The bottom line:
The interplay of learning and discovery and what sets them apart from one another.
The Story Skills Workshop is informing me.
In many ways. But one, in particular.
How the word story is, in reality, much more defined than what I, personally, have known it to be.
I just wrote a reflective piece within the confines of my Deep Dive into Shame, and it was not a story.
I thought it wasn’t.
Thinking about it again.
I am unsure.
Perhaps I’ll revisit it, trying to see if I can fit the story scaffolding to it.
However, this is one of the things being in such a massive discovery-phase leads to. For, even though I am learning, how to tell a story, what is a story, what parts constitute a story, and how I can become better at telling stories, I am also discovering. And as my wise friend Inma has made me realize, there’s a huge difference between the two. Learning and discovering are not the same. There can be a lot of learning within the discovering, and there can be moments of discovery within the learning, but in general, what Inma pointed to makes sense, for me.
Paraphrasing, what I heard her say was this:
Learning is being open to what is known to exist, however not yet mastered by me.
Learning has me knowing the end destination from the moment I set out.
Discovery has me stepping into the unknown, taking the risk of setting foot in unknown land.
Discovery is me not having a clue what might be, what might become, whether it be up/down, in/out, high/low, light/dark…
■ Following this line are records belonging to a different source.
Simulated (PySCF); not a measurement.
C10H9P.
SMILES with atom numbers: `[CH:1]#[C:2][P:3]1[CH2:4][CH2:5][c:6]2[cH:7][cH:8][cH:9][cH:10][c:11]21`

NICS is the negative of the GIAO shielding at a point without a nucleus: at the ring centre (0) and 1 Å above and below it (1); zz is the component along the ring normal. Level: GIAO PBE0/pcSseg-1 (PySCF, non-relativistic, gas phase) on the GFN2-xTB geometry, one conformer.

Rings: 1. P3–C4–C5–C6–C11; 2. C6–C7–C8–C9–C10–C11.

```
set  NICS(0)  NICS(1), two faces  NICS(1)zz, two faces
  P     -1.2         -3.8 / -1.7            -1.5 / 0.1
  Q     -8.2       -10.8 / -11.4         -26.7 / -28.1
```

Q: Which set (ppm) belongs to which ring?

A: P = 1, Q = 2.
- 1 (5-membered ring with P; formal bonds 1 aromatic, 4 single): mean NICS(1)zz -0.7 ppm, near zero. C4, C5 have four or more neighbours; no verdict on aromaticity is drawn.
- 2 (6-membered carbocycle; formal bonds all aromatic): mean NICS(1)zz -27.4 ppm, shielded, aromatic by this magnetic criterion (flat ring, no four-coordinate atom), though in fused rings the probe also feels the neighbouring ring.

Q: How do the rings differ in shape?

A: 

When I set out to learn how to play the guitar, I had the image of me sitting around a campfire on the beach on a warm summer evening, with a handful of friends, playing and singing. Together.
Given this image, I signed up for a semester of lessons with a local guitar teacher, and chord by chord, I learned. There was discovery thrown into the mix, like the discovery that I didn’t have the ability to make one or two of my fingers press down on a string where I wanted and needed them to. I had no idea of that particular aspect of learning how to play the guitar, so it was a discovery. But the endeavor itself was not. It was a learning endeavor.
When I set out to deep dive into shame, I had no idea what I was getting into. No idea what it might lead to. No clear plan or path ahead. What I did have was willingness. Curiosity. A clear intention of not holding back. But the end destination was not clear, not well-defined, simply a felt sense of something other. And willing to risk whatever it took to expand into this otherness. The endeavor itself is a discovery, and cannot be anything but a discovery.